Persistence leads to hot-spot solution

The Reliability in Action department features case studies submitted by our readers. To have your case study considered for inclusion in an upcoming issue, e-mail it to or mail it to Reliable Plant, P.O. Box 87, Fort Atkinson, WI 53538. If we publish your case study, we'll send you an official Reliable Plant T-shirt. This issue's case study was written by a predictive maintenance specialist at an electric company in the western United States:

In November 2005, a routine infrared survey located hot spots on isophase bus tube ducts. Initial thoughts led our team to believe that the heat was generated from corrosion-laden bolts. Therefore, recommendations to repair the hot spot dealt strictly with these bolts and the close surroundings. However, when initial recommendations failed to resolve the problem, the phenomenon and solution was in question. How could corrosion cause hot spots in these bolts and no hot spots in the many other bolts in the same area? A recent outage would reveal the root cause.


Hot spot 1 is displayed in photograph and infrared form.

Area, location and description: The troubled area bolts were located on the isophase bus ducts connecting the 180-megawatt generator to the 13.8-kilovolt main transformer, and also near the auxiliary transformer. The bolts connected bonding jumpers between ducts. A total of five troubled areas were found.

Findings: Upon routine infrared rounds, the following shots were observed (see photos on this and subsequent page).

Initial recommendations: We were consulted that this event was a "common anomaly in many isophase systems." Apparently, induction causes heating in iron bolts, washers or both. Also, circulating currents through grounded isophase bus duct and support beam systems can cause heating. The grounding strap normally carries the most heat and could continue heating to the melting point.


Hot spot 2 is displayed in photograph and infrared form.

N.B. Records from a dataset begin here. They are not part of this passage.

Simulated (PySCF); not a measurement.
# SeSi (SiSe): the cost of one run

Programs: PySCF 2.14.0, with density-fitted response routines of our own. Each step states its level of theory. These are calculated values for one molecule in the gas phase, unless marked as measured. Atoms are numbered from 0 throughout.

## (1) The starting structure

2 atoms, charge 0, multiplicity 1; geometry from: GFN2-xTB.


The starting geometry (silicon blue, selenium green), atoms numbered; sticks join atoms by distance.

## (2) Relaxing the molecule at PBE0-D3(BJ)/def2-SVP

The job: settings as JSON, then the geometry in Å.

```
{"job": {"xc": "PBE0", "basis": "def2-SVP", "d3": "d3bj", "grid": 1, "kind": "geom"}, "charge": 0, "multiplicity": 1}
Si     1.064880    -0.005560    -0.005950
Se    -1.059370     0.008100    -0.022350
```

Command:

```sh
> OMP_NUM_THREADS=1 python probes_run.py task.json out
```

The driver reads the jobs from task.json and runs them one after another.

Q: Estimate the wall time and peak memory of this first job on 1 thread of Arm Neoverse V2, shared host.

The recommendation was, first of all, to change the bolt and washer to stainless non-ferrous hardware. The second option was to clean all grounding straps on the ducts. The idea was that these grounding straps were taking all of the current and the other "cold" straps were not.

This work was completed and a post-work infrared survey done. The survey found that the situation was unresolved. While the heating of the isophase bus was a common issue in industry, we were experiencing something quite different. The answer would be found when investigating recent work done on the ducts and transformers.


Hot spot 3 is displayed in photograph and infrared form.

Recent outage/action: As the history on this equipment was researched, we discovered that personnel working on the transformer had cut the shorting plate (see below) at the main transformer in order to replace the center bushing during the overhaul. Cutting the shorting plate changed the dynamics of the induced currents in the three phases and allowed circulating currents to build up. This caused the high temperatures in the grounding straps' bolts.

Post-repair condition: Post-temporary repair conditions were acceptable, and plans for permanent repairs were made. After the final repairs, heating in all areas was once again normal.


Hot spot 4 is displayed in photograph and infrared form.




Hot spot 5 is displayed in photograph and infrared form.


After the final repairs, heating in all of the areas was once again normal.


Another view showing that heating was once again normal.



Personnel working on the transformer had cut the shorting plate.